Function definitions

The first part is our little note to ourselves.

This is a function value.

Note that there's little repetition between the abstract syntax tree marker for this is a function element and also this is a function value. We could have made them different. It's our choice when we're writing the interpreter.

The next thing to pass in is the parameters, the next thing is the body, and the last thing is the environment in which the function was defined.

And we're done. This is how we do a function definition.

Function Definitions.png

Comparing languages

Let's go through the answer together.

When I run this program, we start out with x being 0, and then this while loop says as long as True is true, keep incrementing x.

So now x is 1, it's 2, it's 3, it's 4, it's 5, and we never actually get to this line about the print.

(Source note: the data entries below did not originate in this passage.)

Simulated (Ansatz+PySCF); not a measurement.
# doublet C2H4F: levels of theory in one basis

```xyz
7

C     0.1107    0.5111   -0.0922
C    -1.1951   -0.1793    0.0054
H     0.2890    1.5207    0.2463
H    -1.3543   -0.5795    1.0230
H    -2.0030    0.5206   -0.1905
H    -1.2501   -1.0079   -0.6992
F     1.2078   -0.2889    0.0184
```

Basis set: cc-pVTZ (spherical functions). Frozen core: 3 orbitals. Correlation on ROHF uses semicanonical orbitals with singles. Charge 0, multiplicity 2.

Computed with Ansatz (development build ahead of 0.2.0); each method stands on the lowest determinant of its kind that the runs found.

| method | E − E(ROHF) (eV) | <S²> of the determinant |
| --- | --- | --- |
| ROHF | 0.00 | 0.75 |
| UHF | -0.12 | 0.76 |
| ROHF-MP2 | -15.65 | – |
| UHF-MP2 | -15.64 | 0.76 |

So does this program print 0? Not so much. Control flow goes here, here, here, then back, and we stay in this while loop forever.

It doesn't print out this huge number 4,294,967,296, which is, I think, pretty close to, let's say, 2 to the 32. This is a reasonable guess if you think, "Oh, the integer is going to max out at some value based on computer hardware." But no. There's a thought that it raises an exception. Some badly made Python interpreters might raise an exception on this, but it should not. If we had lots of computing resources, this would run forever.

And similarly, it also never prints out -1.

The correct answer is none of these things. It loops forever.

All right. So if this program naturally loops forever and we're writing an interpreter that exactly simulates this program by following all of its steps, our interpreter is also going to loop forever.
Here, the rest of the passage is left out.